[JVM] Necromance a cheaper (de)serialization #777

Kaiepi · 2022-08-04T06:50:21Z

This started as means of fixing rakudo/rakudo#4952 for the next stretch of #776, but is kind of its own rabbit hole. The hs_err log produced by the failure in CORE.d.setting points to this line as the source of the error from within nqp:

nqp/src/vm/jvm/runtime/org/raku/nqp/runtime/LibraryLoader.java

Line 71 in 4f4d4ef

CompilationUnit cu = (CompilationUnit)c.newInstance();

While looking around here, I noticed we are very lackadaisical with how we handle serialized bytecode within memory. Namely, when LibraryLoad.load is invoked, we can wind up copying entire files in memory multiple times over, and their decompressed classfile and bytecode files persist in memory as long as their classes do. I haven't quite managed to even provoke a change in the CORE.d.setting error produced, but I have managed to convince CORE.c.setting to build in 90% of the time it does on master by reducing the copying to just one instance so far. This can be taken further to eliminate copying of files in bulk entirely, but will take time.

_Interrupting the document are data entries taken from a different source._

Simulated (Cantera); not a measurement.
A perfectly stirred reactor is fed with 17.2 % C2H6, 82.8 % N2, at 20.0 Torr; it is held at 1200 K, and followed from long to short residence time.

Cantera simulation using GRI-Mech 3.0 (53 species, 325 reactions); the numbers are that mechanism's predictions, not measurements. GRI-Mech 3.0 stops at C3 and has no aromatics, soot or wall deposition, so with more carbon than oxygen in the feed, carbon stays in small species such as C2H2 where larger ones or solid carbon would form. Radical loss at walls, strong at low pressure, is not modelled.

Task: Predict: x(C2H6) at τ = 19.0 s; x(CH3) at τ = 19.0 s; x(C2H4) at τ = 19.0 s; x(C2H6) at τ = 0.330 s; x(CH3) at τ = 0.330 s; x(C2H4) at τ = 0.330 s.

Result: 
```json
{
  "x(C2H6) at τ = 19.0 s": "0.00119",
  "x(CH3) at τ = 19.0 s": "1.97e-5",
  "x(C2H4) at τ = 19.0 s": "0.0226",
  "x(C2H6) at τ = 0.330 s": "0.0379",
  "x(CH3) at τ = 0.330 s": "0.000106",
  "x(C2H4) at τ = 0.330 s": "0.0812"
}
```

Passes make test with OpenJDK 19-ea, I guess.

We use Java 9 now, so we can get rid of some of the locking involved here.

We've been depending largely on byte *arrays* of entire files so far. Now we prefer to mmap in small chunks when access to a file is given, doing a heap allocation given raw byte input instead, waiting until the last minute to dump the entire thing in memory in either case. We introduce a ByteBufferedInputStream to help avoid repetitively reading files into (potentially huge!) chunks of memory on its own. Its `copy` method should *not* exist, but this class is a whole tangent on its own, so just do the bare minimum of an implementation of an input stream given a byte buffer.

Despite a JAR doing ZIP compression, it doesn't do so hot with Raku's bytecode. XZ can help reduce the size of a JAR produced by us to some degree (50957 bytes for NQPCORE.setting with XZ vs. 53286 bytes with ZIP), and *hopefully* doesn't interfere with precomp times.

Seems to offer an improvement in build times and allows for better handling of memory with large workloads anyways.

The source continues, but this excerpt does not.